📃 These are primarily notes, intended to be a collection of useful fragments, that will probably never be complete in any sense.

This is not exhaustive (see various manuals).

There are better tutorials out there.

Also:

Some people, when confronted with a problem, think "I know, I'll use regular expressions." 
Now they have two problems. [1]

Introduction

Regular expressions (regexp, regex) let you express a pattern in a string, which you can then use to do one of:

Match: Accept strings only if they are in the described form

Search: Try to look for parts of a string that conform -- e.g. to match a line by something it contains (e.g. grep)

which is like basically matching but can start later in the string

Extract pieces of information (via grouping)

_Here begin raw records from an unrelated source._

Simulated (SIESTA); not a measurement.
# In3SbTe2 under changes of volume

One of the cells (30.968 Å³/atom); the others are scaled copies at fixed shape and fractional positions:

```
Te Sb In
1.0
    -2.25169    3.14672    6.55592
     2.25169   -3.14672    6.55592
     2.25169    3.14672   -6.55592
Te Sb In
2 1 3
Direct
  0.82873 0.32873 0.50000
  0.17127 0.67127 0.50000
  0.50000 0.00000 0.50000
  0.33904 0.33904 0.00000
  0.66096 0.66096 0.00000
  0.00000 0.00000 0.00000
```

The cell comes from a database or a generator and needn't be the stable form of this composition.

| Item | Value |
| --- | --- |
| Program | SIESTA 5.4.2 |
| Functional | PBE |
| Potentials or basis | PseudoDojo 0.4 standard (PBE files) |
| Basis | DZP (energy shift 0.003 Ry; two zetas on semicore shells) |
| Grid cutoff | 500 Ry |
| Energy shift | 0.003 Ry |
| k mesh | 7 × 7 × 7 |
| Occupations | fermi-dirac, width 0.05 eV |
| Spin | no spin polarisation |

Substitute/replace: Alter text patterns (regularly using grouping in some way)

they are sometimes used to build (FSA-style) transducers - state machines

For example, say you have structural directories like

2012-12_proj1
2014-05_bio
temp

You can match looking for the year-month_name pattern, with something like:

[0-9]{4}-[0-9]{1,2}_[A-Za-z0-9]*

More useful than just matching is extracting, e.g. the year, month, and name/rest:

([0-9]{4})-([0-9]{1,2})_([A-Za-z0-9]*)

Part of the attraction is that a regexp is itself a piece of plain text, and are therefore easily written, transportable, and generally simple to set up in code.

And moderately easy to read, though they have a habit of becoming complex, so rewriting and even understanding can be time consuming. (A little documentation can go a long way).

In general, regular expressions apply best when you are dealing with sequences of things.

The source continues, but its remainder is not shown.